Thursday

09


November , 2017
Hungry stomachs go up in India unchecked
14:34 pm

Tushar K. Mahanti


India has stopped counting its poor; it is counting its billionaires to showcase what a section regards as economic prosperity. Economic growth is now perceived in the number of cars sold; in the number of rising internet connections or in the number of mobile phones manufactured in the country.

India is now home to the world’s fourth largest number of billionaires with more than 100 super rich living here, according to the latest list of billionaires of Forbes magazine. Despite India’s decelerating economic growth, the combined fortunes of the Indian billionaires soared 26% to $ 479 billion in 2017. In two years, between 2015 and 2017, the wealth of Indian billionaires increased by a huge 62%. 

Riding high on Indian Prime Minister Narendra Modi’s electoral promise of ‘good times’- a record 90 Indians with a combined net worth of $295 billion featured in Forbes billionaires list of 2015. As many as 28 of them made their appearance for the first time in 2015.

The number of billionaires has increased as also their net worth but in the hind side of this phenomenal achievement of the country’s upper strata, the world’s highest growing economy until recently, has turned out to be the home of the largest number of empty stomachs.

India ranked 100th position among 119 countries on the Global Hunger Index (GHI) 2017 prepared by the Washington-based International Policy Research Institute (IPRI). India has slipped three positions this year against 97th rank in 2016.

GHI is a multidimensional measure that describes state of hunger situation on regional, national, and global levels. It is published annually by IPRI since 2006. It ranks countries on 0 to 100 point scale calculated by taking into account four socio-economic parameters – undernourishment, child wasting, child stunting and child mortality. Zero indicates best score and 100 is worst. Stunting means deficiency in height in relation to age, reflects under nutrition and wasting means low weight in relation to a child’s height and reflects acute under nutrition

The GHI report comes after the latest National Family Health Survey (2015-16) had already warned of three major concerns of child nutrition in the country. First, the availability of solid food with breast milk for young children declined from 52% to 42%. Second, the proportion of children between six and 23 months who received an adequate diet came down to 9.6% and the third, no more than 48.4% of households had access to improved sanitation facilities according to this report. Sanitation is an important factor in improving nutrition.

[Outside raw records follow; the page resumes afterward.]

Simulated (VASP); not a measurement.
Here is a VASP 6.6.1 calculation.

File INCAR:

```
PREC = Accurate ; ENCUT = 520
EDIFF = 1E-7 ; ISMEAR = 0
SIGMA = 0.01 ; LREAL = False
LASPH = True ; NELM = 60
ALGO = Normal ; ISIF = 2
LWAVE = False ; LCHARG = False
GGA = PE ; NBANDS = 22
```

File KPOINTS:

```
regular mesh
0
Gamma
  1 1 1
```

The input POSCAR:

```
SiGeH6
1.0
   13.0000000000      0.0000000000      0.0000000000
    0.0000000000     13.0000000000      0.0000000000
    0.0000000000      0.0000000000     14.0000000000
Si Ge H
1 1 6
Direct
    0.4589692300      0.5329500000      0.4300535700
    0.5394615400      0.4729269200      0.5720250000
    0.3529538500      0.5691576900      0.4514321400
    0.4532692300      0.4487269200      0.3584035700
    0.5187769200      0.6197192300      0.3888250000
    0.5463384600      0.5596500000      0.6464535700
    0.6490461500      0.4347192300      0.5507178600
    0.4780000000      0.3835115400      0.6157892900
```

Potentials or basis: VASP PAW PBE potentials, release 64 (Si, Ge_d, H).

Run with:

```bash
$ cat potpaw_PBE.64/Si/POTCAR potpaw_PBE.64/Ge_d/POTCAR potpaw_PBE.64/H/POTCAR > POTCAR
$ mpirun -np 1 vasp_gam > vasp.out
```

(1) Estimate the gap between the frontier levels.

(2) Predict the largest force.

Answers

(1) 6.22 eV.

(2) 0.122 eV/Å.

As such, India’s GHI score has improved from 46.2 in 1992 to 31.4 in 2017, but it is yet 10 points lower than the world average of 21.8. According to GHI report, one in three Indian children under five is underweight, one in three is stunted and one in five is wasted, according to 2015-16 NFHS.

“Even with the massive scale of national nutrition-focused programs in India, drought and structural deficiencies have left a large number of poor in India at risk of malnourishment in 2017,” said P.K. Joshi, IFPRI’s South Asia director.

Child wasting is one of four indicators in the GHI. In India, it has increased from 17.1% in 1998-02 to 21% in 2012-16. This is way above the global prevalence: 9.5% of all under-5 children suffer from wasting.

With 21% of under-5 children suffering from wasting, the report notes that India is one of the very few countries that have made no strides over the last 25 years in checking the prevalence of this indicator. Only three other countries in GHI 2017, Djibouti, Sri Lanka and South Sudan – have child-wasting score over 20%.

With a GHI score of 31.4, India is at the high end of the ‘serious’ category, the report said, adding that “given that three quarters of South Asia’s population reside in India, the situation in that country strongly influences South Asia’s regional score”.

India’s poor performance brings home the disturbing reality of the country’s stubbornly high proportions of malnourished children – more than one-fifth of Indian children under-5 weigh too little for their height and over a third are too short in height for their age.

India’s pathetic performance would look further glaring when compared with its neighbours. Data from the GHI report show that India’s rank (100) was lower than that of all its neighbours – China (29) Nepal (72), Myanmar (77), Bangladesh (88), Sri Lanka (84). Only Pakistan had a lower rank than India at 106. Even North Korea (93) and Iraq 978) fared better than India in GHI rankings.

And when the comparison is done with the BRICS countries (Brazil, Russia, India, China and South Africa) India’s position looks pathetically poor. It was the last among them. Interestingly, BRICS members are all leading developing or newly industrialized countries and are distinguished by their fast-growing economies. India’s GDP has grown significantly over the years but it has failed to improve the life of its poor.

GHI survey corroborates World Bank’s earlier findings that say that India accounted for the largest number of people living below international poverty line in 2013, with 30% of its population under the $1.90-a- day poverty measure. One in three of the poor population worldwide lives in India the world body said in its inaugural edition of the report ‘Poverty and Shared Prosperity.

India accounts for one in three of the poor population worldwide, the world body said in its inaugural edition of the report ‘Poverty and Shared Prosperity’.

As for child under-nutrition, a study by the World Bank Group and UNICEF ‘Ending Extreme Poverty: A focus on Children’ finds that India is home to over 30% of almost 385 million children living in extreme poverty, the highest in South Asia.

That is, despite high GDP growth the fate of the poor and their children has not improved much. May be Amartya Sen was right in cautioning Indian policy makers’ obsession with GDP growth figures without looking at its distribution aspects.